MC and moderator for the Forum was Andrea Richey (Asia Yacht Press) who introduced the sessions that focused on three specific areas: Developing the Sailing Yacht Economy, the Greater Bay Area (GBA), and Yachting and Marine Economic Development. The welcome speech was delivered by Wang Yong, GM Development Planning Division of Nam Kwong Group who sponsored the Show and Forum. Wang highlighted the extensive and synergistic networks that make up the Group’s core businesses.

Keynote speaker for the Forum was Tong Shing, President of the Hong Kong Sailing Federation and a Council Member of World Sailing. “Hong Kong has 170 years of sailing history and continues to expand its sailing footprint with a number of international events in the pipeline. Hong Kong is part of the GBA and is an ideal location for the promotion of sailing as it has easy access to the water, and favourable conditions for both dinghies and keelboats all year-round, and good infrastructure through clubs and associations. Youth training programmes should be the focus going forward if sailing is to continue to develop in the region.”
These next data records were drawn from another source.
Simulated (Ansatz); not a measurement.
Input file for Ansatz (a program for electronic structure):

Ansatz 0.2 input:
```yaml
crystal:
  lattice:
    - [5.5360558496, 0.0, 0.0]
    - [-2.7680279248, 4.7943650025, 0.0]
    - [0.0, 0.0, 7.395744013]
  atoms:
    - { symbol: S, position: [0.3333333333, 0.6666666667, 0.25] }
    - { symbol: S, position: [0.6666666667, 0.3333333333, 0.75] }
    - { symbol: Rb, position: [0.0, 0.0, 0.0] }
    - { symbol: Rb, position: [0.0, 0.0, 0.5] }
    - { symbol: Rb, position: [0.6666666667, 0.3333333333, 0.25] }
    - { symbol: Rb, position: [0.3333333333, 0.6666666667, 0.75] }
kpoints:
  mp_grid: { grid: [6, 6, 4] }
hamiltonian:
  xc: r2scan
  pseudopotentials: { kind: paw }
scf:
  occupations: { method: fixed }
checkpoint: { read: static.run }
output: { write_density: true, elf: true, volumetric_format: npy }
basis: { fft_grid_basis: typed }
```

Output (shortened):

Above: (L-R) Wang Yong and Tong Shing

The second session was a panel discussion which focused on the Greater Bay Area (GBA) and the Development of Yachting. Lawrence Chow, Chair of the newly-established Hong Kong Boating Industry Association, talked about the leisure marine industry association which already has a membership of 42 companies and is providing the Hong Kong leisure marine industry with a much stronger voice. The GBA economy and its waterways are at the centre of boating development in the region. Hong Kong is looking forward to hosting a marina tour next year when the International Council of Marine Industry Associations Congress is held in Zhuhai in 2020.

Macau Yacht Club President Albert Chuck spoke about how Macau has a central role to play in the development of boating in the GBA. Macau’s marine facilities are limited, as are its cruising grounds. Despite this, in recent years there has been increasing community involvement in the sport and a better understanding of boating in general.

Above: Session 2: (L-R) Andrea Richey with Speakers Lawrence Chow, Albert Zhou, Wen Huan, and Ye Run-Nian

Wen Huan, the President of the GBA Yacht Club, spoke on marine and environmental matters in the GBA, expressing the need for boating fees and regulations to be restructured in order to facilitate a wider participation in the sport of sailing and boating in general. Working closely with the Guangdong People’s Congress and the Shenzhen Municipal People’s Congress, he noted there has been an explosion in car ownership and infrastructure. Yachting will also become more popular, but the current complex regulations and high taxes need to be addressed to make pleasure boating more accessible for the general population.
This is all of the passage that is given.